Question

Tool:Lightweight bash pipeline for ddRADseq read pre-processing, demultiplexing, and de-duplication using cutadapt

1

Entering edit mode

11 weeks ago

Rafal ▴ 70

Hi, I'd like to share a modular and transparent bash-based pipeline I’ve developed for pre-processing ddRADseq Illumina paired-end reads. It handles everything from adapter removal to demultiplexing and PCR duplicate filtering — all using standard tools like cutadapt, seqtk, and shell scripting.

The pipeline performs:

Adapter trimming with quality filtering (cutadapt)

Demultiplexing based on inline barcodes (cutadapt again)

Restriction site filtering + rescue of partially matching reads

Pairwise read deduplication using custom logic & DBR with seqtk + awk

Final read shortening

It is fully documented, lightweight, and designed for reproducibility. I created it for my own ddRAD projects, but I believe it might be useful for others working with RAD/GBS data too.

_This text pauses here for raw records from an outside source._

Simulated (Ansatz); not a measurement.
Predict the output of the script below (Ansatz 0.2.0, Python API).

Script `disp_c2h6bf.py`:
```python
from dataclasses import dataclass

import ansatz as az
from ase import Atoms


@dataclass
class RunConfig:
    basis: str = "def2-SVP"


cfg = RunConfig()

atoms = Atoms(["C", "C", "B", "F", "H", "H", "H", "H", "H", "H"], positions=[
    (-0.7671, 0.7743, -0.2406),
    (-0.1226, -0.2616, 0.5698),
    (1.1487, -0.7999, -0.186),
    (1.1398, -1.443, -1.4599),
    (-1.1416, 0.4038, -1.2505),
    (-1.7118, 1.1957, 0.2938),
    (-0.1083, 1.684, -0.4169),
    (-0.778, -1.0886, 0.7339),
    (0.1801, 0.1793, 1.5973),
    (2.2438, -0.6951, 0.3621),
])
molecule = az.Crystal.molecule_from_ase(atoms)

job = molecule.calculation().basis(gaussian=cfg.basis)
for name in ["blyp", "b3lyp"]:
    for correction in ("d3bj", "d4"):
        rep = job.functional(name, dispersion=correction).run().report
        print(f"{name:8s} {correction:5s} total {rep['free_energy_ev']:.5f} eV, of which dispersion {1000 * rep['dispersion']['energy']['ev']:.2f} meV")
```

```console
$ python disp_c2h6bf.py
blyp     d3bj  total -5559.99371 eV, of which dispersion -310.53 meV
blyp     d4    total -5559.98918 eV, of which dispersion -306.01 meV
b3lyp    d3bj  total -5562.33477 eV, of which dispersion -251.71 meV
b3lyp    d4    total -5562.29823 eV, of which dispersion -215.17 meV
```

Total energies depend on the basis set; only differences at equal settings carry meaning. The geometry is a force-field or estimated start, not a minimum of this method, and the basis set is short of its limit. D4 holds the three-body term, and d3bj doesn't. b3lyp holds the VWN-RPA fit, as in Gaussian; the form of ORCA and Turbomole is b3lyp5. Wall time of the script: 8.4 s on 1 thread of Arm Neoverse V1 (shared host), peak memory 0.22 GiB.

One of the main advantages is that it enables cleaner and more consistent input for downstream tools such as the STACKS pipeline, thanks to precise pre-processing and early duplicate removal. It helps avoid ambiguous or low-quality reads that can complicate locus assembly or genotype calling.

GitHub repository: https://github.com/rafalwoycicki/ddRADseq_reads

The scripts are especially helpful for people who want to avoid complex pipeline wrappers and prefer clear, customizable shell workflows.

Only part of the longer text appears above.